The Soviet painter Aleksei Mikhailovich Gritsai (1914–1998) was born in St. Petersburg. In the period from 1930 to 1932, he studied in the studio of the artist Savely Moiseevich Seidenberg. Immediately after that he entered the Leningrad Institute of Painting, Sculpture and Architecture. He was not familiar with artistic subtleties, he drew diligently and naively on the exam — and he was surprised when he was accepted.

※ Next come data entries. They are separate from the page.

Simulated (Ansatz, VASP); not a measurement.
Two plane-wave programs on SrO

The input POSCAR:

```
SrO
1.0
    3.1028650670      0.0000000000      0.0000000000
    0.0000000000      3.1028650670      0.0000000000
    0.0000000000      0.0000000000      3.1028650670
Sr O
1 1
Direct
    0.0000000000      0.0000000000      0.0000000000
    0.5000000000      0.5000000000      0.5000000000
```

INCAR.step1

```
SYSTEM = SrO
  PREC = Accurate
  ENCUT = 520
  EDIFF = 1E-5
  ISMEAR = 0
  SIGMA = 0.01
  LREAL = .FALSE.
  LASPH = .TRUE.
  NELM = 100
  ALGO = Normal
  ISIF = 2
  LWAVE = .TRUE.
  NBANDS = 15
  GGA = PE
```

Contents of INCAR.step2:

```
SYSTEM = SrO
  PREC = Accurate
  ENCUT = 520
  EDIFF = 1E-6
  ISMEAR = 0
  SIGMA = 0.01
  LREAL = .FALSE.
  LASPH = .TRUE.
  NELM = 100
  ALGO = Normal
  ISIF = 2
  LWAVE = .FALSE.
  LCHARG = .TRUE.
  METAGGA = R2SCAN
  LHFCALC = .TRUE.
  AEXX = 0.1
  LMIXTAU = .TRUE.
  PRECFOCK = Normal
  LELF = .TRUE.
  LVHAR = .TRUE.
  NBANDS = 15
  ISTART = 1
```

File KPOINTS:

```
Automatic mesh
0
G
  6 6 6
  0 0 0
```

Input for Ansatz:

At the Institute, Aleksei Mikhailovich studied under Soviet painters Semyon Lvovich Abugov, Vasily Nikolaevich Yakovlev, Isaac Israelevich Brodsky. He graduated from the workshop of the latter in 1939. From the very first days of the Great Patriotic War, Aleksei Mikhailovich Gritsai fought on the front line. Despite the difficult conditions, in short moments of rest he worked on his paintings, often using an ordinary pencil instead of paints.
The artist painted everything he saw. Later, he said that his creative fate was largely determined by the harsh school of front-line life, which strengthened his sense of belonging to his native land, allowed him to find something of his own, personal, in nature, that corresponded to his deepest instincts and character traits.
In 1946, Aleksei Gritsai made his debut at the All-Union Art Exhibition, where he appeared as a landscape lyricist. At the same time, the artist turned to genre painting and portrait, but it was the lyrical landscape that became the pinnacle of his work.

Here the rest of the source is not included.